Georg Wilhelm Friedrich Hegel (1770 – 1831)
It has been said that all philosophy is simply a series of footnotes on the ideas of Plato and Aristotle. It can also be said that all modern philosophy is a series of footnotes no the work of Emmanuel Kant. Writing in the early Nineteen Century, G. W. F. Hegel inherited the philosophy of Kant and accepted the (Copernican) notion that the mind constructed the world but then proceeded to modify much that was Kantian in his own philosophical system. In The Phenomenology of the Spirit (1807), Hegel assumed the universe was rational and that through a progress of deduction, human beings would eventually find and agree upon the truth. The question was the starting point for the process of deducing the truth. Kant had introduced the notion of the Thing-in-Itself, a concept that Hegel found difficult to accept. Like Plato, Kant assumed there were what Plato called “Forms” that were beyond the reach of human consciousness. The forms are unseeable and unknowable and exist only as ideas. Ideas are “beings” that produce the world. All existence is Appearance and all appearance is dependent upon the world. According to Plato, Things of the world are mere “copies” of Universals or Ideas. Copies of the form/idea are made by and/or through Images of Ideas being stamped upon Matter by God(s). Matter, for Plato was formless; matter was emptiness. Matter is “not-being”, something that has not yet arisen from Idea. Matter is primordial and independent. The Thing comes into being only when matter is acted upon.

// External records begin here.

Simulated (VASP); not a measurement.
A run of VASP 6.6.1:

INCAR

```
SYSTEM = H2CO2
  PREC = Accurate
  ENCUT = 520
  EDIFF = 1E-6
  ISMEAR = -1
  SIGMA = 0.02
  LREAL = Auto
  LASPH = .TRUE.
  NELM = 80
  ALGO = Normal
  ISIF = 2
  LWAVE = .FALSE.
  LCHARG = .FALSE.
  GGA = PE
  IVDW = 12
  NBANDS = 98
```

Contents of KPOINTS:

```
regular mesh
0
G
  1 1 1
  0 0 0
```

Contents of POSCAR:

According to Aristotle, the Form, the Universal of a Thing, is also its End or Purpose. The final cause (end) (thing) is identical with the formal cause (form). A purpose must logically exist prior to the execution of the form. This conclusion leads Aristotle to the distinction between potentiality and actuality. Matter in itself is absolutely formless, the substrate of things. In other words, matter is actually nothing but it is also potentially all things. Matter gains actuality—becomes a “thing”—by acquiring Form. Form is actuality, for Aristotle. With the Greeks, the world process is crucial: there is the end, the form, and the universal. A “thing” is a combination of matter and form. Without form, which must always be Universal, the thing cannot exist. Compared to the universality of form, the object/matter must be particular. All things strive towards their own ends. Form molds matter and impels it to a higher state of existence. The end must be present at the beginning; otherwise the end could not exert propelling force. There is no new element, in other words, for the new must be present as a potentiality of the old. The ancients considered development to be the process by which that which was latent or hidden came to light. For the ancients, and for Plato and Aristotle, the world was driven by this dualism between idea and actuality, by these contradictions, which drive development. These ancient ideas will be Hegel’s starting point and the source of his famous Dialectical Method, an invention that allowed him to ground truth and reality in the process of deductive Logic.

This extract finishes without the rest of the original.